More stocks get dreaded delist warning

Threat: Corvis, a Columbia fiber-optics company, is the latest to get a Nasdaq `deficiency notice.'

July 20, 2002|By Stacey Hirsh | Stacey Hirsh,SUN STAFF

As the market slides, some technology companies have been faced with warnings that their stocks could be delisted - and Corvis Corp. has joined the ranks, acknowledging yesterday that it has received notification from Nasdaq.

"It's sad, but they're certainly not the only ones to have to deal with this thing," said Rick Schafer, a research analyst for CIBC World Markets in Denver. "It's been on everybody's minds."

"It's certainly something that a lot of the tech companies are struggling with right now because each of the various exchanges, including the Nasdaq, has a set of conditions," said Scott Hoyt, director of consumer economics for Economy.com.

Digex Inc., a Beltsville corporate Web-hosting company, also said this week that it received notification from the Nasdaq stock market that its shares have traded below $1 for longer than regulations allow, and it has several weeks to comply.

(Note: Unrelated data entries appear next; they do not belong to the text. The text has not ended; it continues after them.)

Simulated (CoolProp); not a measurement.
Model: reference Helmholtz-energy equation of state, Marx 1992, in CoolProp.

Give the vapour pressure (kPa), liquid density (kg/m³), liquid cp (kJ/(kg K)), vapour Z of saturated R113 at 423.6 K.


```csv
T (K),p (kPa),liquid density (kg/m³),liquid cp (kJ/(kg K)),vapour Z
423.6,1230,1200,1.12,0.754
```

If a stock trades below $1 on the Nasdaq stock market for 30 consecutive trading days, the company receives a "deficiency notice," or warning. During the 90 calendar days that follow, the stock must close at or above $1 for 10 consecutive trading days or it will be delisted, according to Nasdaq. The company can appeal the Nasdaq decision.

But a warning from Nasdaq leaves companies such as Corvis, the Columbia fiber-optic equipment maker, and Digex with time before they reach the delisting brink.

Analysts said one option is a reverse stock split, which boosts share prices. For example, a reverse split issuing one new share for each three old shares would triple the stock price.

Businesses also can transfer their stock to the Nasdaq small-cap market, which allots companies 180 days for their stock price to go back up to $1 or more, plus an additional 180 days if the company meets certain financial requirements. The process could take up to a year.

Digex said this week that it plans to apply for transfer to the Nasdaq small-cap market. Its shares closed yesterday at 14 cents, down 3 cents.

Andy Backman, a Corvis spokesman, said the company isn't worried that it will be delisted, and it is looking at a number of options that the company hopes would mitigate that. He said Corvis had been expecting the letter, which is part of the Nasdaq process.

"We're aware of the Nasdaq requirements," he said. "There are several actions that a company in our position, with the current stock trading where it is, can take to maintain our listing. We have and will continue to explore those options and make the appropriate decision."

Shares of Corvis closed yesterday at 69 cents, down 5 cents.

Corvis' stock has slipped more than 99 percent below its $108.06 high in August 2000. But the tumbling price comes at a time when the entire telecom sector is struggling.

"It has really gotten very predominant now throughout the technology sector that companies are either delisted or they have a warning or they're right at the brink of going under," said Sam Greenholtz, a senior analyst for Communications Industry Researchers Inc.

But that sector isn't the only one where companies have been hit. Nasdaq told eChapman Inc., a Baltimore investment company, last month that it plans to delist shares. The company said it would contest it.

Schafer, the CIBC analyst, said he does not believe Corvis' stock will be delisted.

"I think they're going to fix the problem," he said.

And Backman of Corvis said the company is well-positioned to weather the downturn and emerge as a key player when the market turns.

David Gross, a senior analyst who covers optical networking for Communications Industry Researchers, said Corvis isn't likely to be delisted in the next month or two. But he believes it will happen in four or five months.

"It's usually the kiss of death, especially in technology, so it's not good news," Gross said.

Hoyt of Economy.com added that if a company gets delisted, "usually the trade volume will drop, fewer analysts are likely to cover them, a lot fewer mutual funds are likely to invest in them."

And Robert Mewshaw, president of Van Sant and Mewshaw, a Lutherville money management firm, said it is also difficult for delisted firms to raise capital. "Nobody wants to do an investment banking deal with somebody who isn't on an exchange," he said.

On the other hand, Alex Mou, a senior analyst at Hotovec, Pomeranz & Co. in San Francisco, said it's not uncommon for stock prices to go back up above $1 once a company is warned. "It's entirely possible because there are a lot of companies that are below a dollar right now," he said.

Mou said that for investors who are looking at stocks below $1, the risk is that management could take the company private or that the stock gets delisted. The upside is that the company could fight its way back.

"If we have a market rally and the economy all of a sudden starts to take off, then we can see things will appreciate fairly well," he said.